Donovan experiences a true Superclasico

February, 8, 2010
02/08/10
10:41
AM ET

This was the kind of game Landon Donovan was never going to get in MLS. The kind of passion and intensity that was on display in Liverpool's 1-0 win over Everton on Saturday could be replicated only perhaps on the international stage (see: U.S.-Mexico). In the American professional setting, something akin to the Merseyside derby isn't to be found.

Positive (and even rave) reviews have followed Donovan since he has suited up for Everton. His manager, David Moyes, and the English press have recognized his contributions to Everton's recent good form. But he had yet to face a challenge like that when Everton visited Anfield in one of the English game's most impassioned rivalries.

Whoever coined the phrase "familiarity breeds contempt" probably knew something about Liverpool-Everton. With all due respect to Chivas-L.A. Galaxy -- and despite the best efforts of sincere supporters and eager marketers in MLS front offices -- that flagship MLS derby is only a pale imitation of what was on display Saturday. Although few doubted Donovan's ability to play in a top league such as England's, it's in games such as these that top players thrive, on the kind of stage that few American players have found themselves.

All it took was a savage tackle early in the game by Everton's Steven Pienaar, a South African, on Liverpool's Javier Mascherano, an Argentine, to illustrate that this rivalry doesn't discriminate on the basis of nationality. The color of the shirt will do.

So what of the American wearing the No. 9 blue shirt? If forced to offer a grade of his performance, I'd be inclined to offer an incomplete. It's not that he played poorly or made costly mistakes. His poke through Mascherano's legs early in the first half earned Everton a dangerous free kick and was probably the best display of individual skill throughout the match. This was a game, however, that was always going to be decided by attitude and not artistry.

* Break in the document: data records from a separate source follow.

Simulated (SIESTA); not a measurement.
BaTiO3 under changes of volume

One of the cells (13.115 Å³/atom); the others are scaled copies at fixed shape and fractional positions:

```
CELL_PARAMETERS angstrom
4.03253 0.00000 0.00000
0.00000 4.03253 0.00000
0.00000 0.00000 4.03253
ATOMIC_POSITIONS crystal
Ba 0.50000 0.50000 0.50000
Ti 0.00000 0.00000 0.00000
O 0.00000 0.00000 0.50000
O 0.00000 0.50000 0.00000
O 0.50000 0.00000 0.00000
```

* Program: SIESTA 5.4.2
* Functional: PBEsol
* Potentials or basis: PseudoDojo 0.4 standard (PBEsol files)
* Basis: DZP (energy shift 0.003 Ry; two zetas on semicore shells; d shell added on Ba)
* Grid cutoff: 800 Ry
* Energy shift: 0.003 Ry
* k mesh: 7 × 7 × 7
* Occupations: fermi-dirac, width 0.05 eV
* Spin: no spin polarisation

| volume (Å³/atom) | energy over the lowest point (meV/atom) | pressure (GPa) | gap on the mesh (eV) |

That's the area where Donovan and much of Everton's side were found lacking. With a man advantage, you'd have expected more initiative and ambition in taking the game to Liverpool. For Donovan's part, he seemed tied to the touchline, never eager to push into the middle of the field and get on the ball. Considering the kinds of tackles that were flying in that area of the field, you could hardly blame him (Bob Bradley certainly wouldn't). Credit Liverpool, though: Desire can overcome a lot on a soccer field -- even an extra-man advantage.

Altidore shines

Jozy Altidore's goal to open the scoring against Manchester City in Hull City's shocking 2-1 win -- his first in 18 games in England -- had to come as welcome news for him and American fans. It's not so much the goal itself, but the way he took it that should bode well for him going forward. It was a nice mixture of composure, instinct and class that can hopefully create some confidence for Altidore moving forward.